Eigenzeit (literally ‘own time’), meaning processes of growth, learning, and change which take place through cyclical events and need a specific length of time, can be found in many places in nature, including the seasons. In the film-essay, motifs of natural processes are examined to uncover their effects: how are they connected with individual human Eigenzeit? How is our health and state of mind affected by processes observable in nature?

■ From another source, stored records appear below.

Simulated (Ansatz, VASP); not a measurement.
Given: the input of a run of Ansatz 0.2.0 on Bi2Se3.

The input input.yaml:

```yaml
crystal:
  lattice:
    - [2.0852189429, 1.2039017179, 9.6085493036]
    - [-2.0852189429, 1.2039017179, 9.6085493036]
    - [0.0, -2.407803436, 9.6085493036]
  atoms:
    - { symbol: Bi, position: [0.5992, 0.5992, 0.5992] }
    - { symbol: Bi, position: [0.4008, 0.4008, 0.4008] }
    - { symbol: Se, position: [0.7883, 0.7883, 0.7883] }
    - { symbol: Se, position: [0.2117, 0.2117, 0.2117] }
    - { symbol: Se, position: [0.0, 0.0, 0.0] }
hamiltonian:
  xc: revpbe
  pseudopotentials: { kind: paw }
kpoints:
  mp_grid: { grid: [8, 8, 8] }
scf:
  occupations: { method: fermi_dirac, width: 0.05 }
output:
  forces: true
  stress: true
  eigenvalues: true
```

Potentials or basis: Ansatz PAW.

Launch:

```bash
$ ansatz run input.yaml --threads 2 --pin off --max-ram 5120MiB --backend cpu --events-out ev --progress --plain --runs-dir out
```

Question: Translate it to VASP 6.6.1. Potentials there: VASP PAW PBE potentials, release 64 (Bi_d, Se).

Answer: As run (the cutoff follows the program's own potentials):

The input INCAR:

        In the parallel image and sound sequences, the film-essay tries in two ways – in what is being represented, and in the form of representation – to make use of cyclical time. One such sequence, repeating itself in varying ways, came about from parallel shots of the same landscape – the camera pans over fields and hills, so that at one point we see it simultaneously in spring and in late summer, and later in late summer and winter. As the film is viewed, the combination of several temporalities should be palpable as a physical implication: watching these simultaneous sequences, it is not about perceiving the linear passing of time through images of ‘the same place at two different points in time’, but instead the interaction involved in comparison enables the gaze to circulate between the two images. My intention is that the invitation to relate the simultaneous temporal components to each other in the moment of viewing should give rise to a flowing kind of viewing, in which the body of the viewer is positioned ‘between the seasons’ [J is for Juxtaposition]. A cyclical concept of time becomes a physical experience as soon as our own lives are understood as part of the cycle.

 

After more than forty minutes in which we almost constantly hear talking, the moment in the film-essay when our gaze wanders across the landscape and only the surrounding noises of the birds and the air can be heard takes on a powerful quietness. Perhaps the last sentences of the voiceover re-echo, explaining that the cycle tracker is a measure against fertility issues and praising it as a lifelong surveillance device for the female body. But perhaps the wordless sequence also causes thought to fall silent. Such scenes ‘without words’, first in the sense of a lack of language within the scene, or moments without comment, pauses in the voiceover, are when viewers are able to let their thoughts wander, and perhaps also trigger mute communication between internal promptings and the visible.

 

According to Siegfried Kracauer, a film recording can only unfold the reality of such “psychophysical correspondences”136 when it reflects an indeterminacy. Natural objects – Kracauer names a gloomy landscape or a laughing face as examples – have cultural meanings, but these can change depending on the context. Thus, the somber landscape, depending on the context, can also mean “defiant intrepidity”, and the laughing face can mean “hysterical fear”.137

 

“Natural objects, then, are sourrounded with a fringe of meanings liable to touch off various moods, emotions, runs of inarticulate thoughts; in other words, they have a theoretically unlimited number of psychological and mental correspondences. […] It is not only the given objects which function as stimuli; psychological events also form nuclei, and of course they on their part have physical correspondences.”138

 

In my use of landscape sequences, I also see similarities with what the film critic Noël Burch has described as “pillow shots”.139 These are characterized as insertions which interrupt the narrative without a clear reason and which do not explicitly contribute anything to it. In a shot which is usually still, a visual element – a landscape, a room empty of people – is shown for considerable time, without anything happening in the sense of a plot. Despite or because of the laconic nature of what is being shown (garden hedge, washing line, huts, electricity masts, etc.), these scenes communicate a feeling, an atmosphere (such as peace or calm). And even without the shot allowing us to recognize an (unambiguous) symbolic meaning, it enables a range of emotional resonances.140 Like subjective camerawork, which lets the observer see what the character sees, pillow shots are able to transfer the invisible feelings of a character to the viewer, or at least to give the viewer time to trace those feelings.